Query
1. Overview
The Query APIs are used to query data from Globus Search.
There are two APIs. Simple queries (for example, those not defining facets) may be accessed using the GET form for ease. More complicated queries will use the POST form to specify richer requirements. In either case, the result format is the same.
1.1. Timeouts
Query execution time is capped at 30 seconds. If query processing takes longer than this time, the API will terminate it and return a 504 error.
2. POST vs GET Queries
Many simple queries can be encoded in a simple query (a GET
query).
However, there are many complex query types which can only be encoded in a search request document. Here are some examples of the differences between these two query types.
Let’s start with some trivial examples which can be encoded in GET queries:
{
"q": "the quick brown fox jumps"
}
{
"q": "a search with paging",
"offset": 100,
"limit": 100,
"advanced": false
}
These simple cases are easy enough, but not very compelling.
{
"q": "a search with filtering and faceting",
"filters": [
{
"type": "range",
"field_name": "path.to.date",
"values": [
{
"from": "*",
"to": "2014-11-07"
}
]
}
],
"facets": [
{
"name": "Publication Date",
"field_name": "path.to.date",
"type": "date_histogram",
"date_interval": "year"
}
],
"sort": [
{
"field_name": "path.to.date",
"order": "asc"
}
]
}
This requests a search with a simple query, but with the additional conditions that
-
documents will be inspected for their
{"path": {"to: {"date": …}}}
values and filtered only to those prior to2014-11-07
-
the search should generate a "facet", a count of different values for
path.to.date
-
the type of facet is a
date_histogram
-
the bucket size for the counts should be by year
-
the search should return sorted results (as opposed to sorted by ranking), sorted by
path.to.date
in ascending order
2.1. Query Syntax
Two separate syntaxes for specifying the query are supported in both GET and POST queries: standard and advanced.
The standard query allows only for basic text matching. All queries will be processed, and results which best match the input will be provided.
The advanced syntax is more powerful and supports ranges, matching on particular fields and other more sophisticated capabilities. However, it is possible for an advanced query to be rejected as malformed.
As a result, advanced queries should not be directly exposed to users without forethought.
2.1.1. Advanced Query String Syntax
The Globus Search advanced query syntax should be very familiar to users of Elasticsearch. It provides a subset of the expressions supported by Elasticsearch, with a very similar syntax.
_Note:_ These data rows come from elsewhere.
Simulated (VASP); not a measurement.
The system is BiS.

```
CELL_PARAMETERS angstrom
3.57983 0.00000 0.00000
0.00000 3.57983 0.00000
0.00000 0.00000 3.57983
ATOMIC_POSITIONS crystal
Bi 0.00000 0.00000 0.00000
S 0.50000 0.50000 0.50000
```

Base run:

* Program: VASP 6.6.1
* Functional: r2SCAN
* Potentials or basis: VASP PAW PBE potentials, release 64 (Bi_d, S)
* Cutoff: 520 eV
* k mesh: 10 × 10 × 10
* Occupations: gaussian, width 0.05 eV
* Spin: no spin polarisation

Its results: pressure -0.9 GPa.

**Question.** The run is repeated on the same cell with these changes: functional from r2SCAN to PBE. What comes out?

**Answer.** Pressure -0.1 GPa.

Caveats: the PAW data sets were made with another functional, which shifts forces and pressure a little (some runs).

The full grammar for Globus Search queries is as follows (in EBNF):
(* character classes for use throughout the grammar *)
escape = "\" ;
operator = "+" | "-" | "=" | "&" | "|" | ">" | "<" | "!" | "^" | "~" | "*" | "?" ;
needs_escape = operator | escape | "'" | '"' | ":" | "(" | ")" |
"[" | "]" | "{" | "}" | " " ;
printables = ? all printable utf-8 characters, except spaces ? ;
(* zero-or-more spaces *)
spaces = { " " } ;
(* boolean operators *)
infix_bool_ops = " AND " | " OR " ;
printable_escaped_dquote = printables - '"' | escape , '"' |
printable_escaped_dquote , { printable_escaped_dquote } ;
quoted_string = '"' , printable_escaped_dquote , '"' ;
(* an atom is a bare string of some variety, potentially including
escaped characters *)
atom_char = printables - operator | escape , ( needs_escape | atom_char ) ;
atom = atom_char, { atom_char };
range_expr = ( "[" | "{" ) , spaces,
( atom | "*" ),
spaces , " TO " , spaces ,
( atom | "*" ) ,
spaces , ( "]" | "}" ) ;
term = quoted_string | atom , "*" | atom ;
field_expr = term | spaces , field_expr , spaces |
"(" , field_expr , ")" |
field_expr , ( " " | infix_bool_ops ) , field_expr ;
field_rhs = term | range_expr | ( "(" , field_expr , ")" );
(* a field is an expression like 'foo: bar' or 'foo: [1 TO 10}' *)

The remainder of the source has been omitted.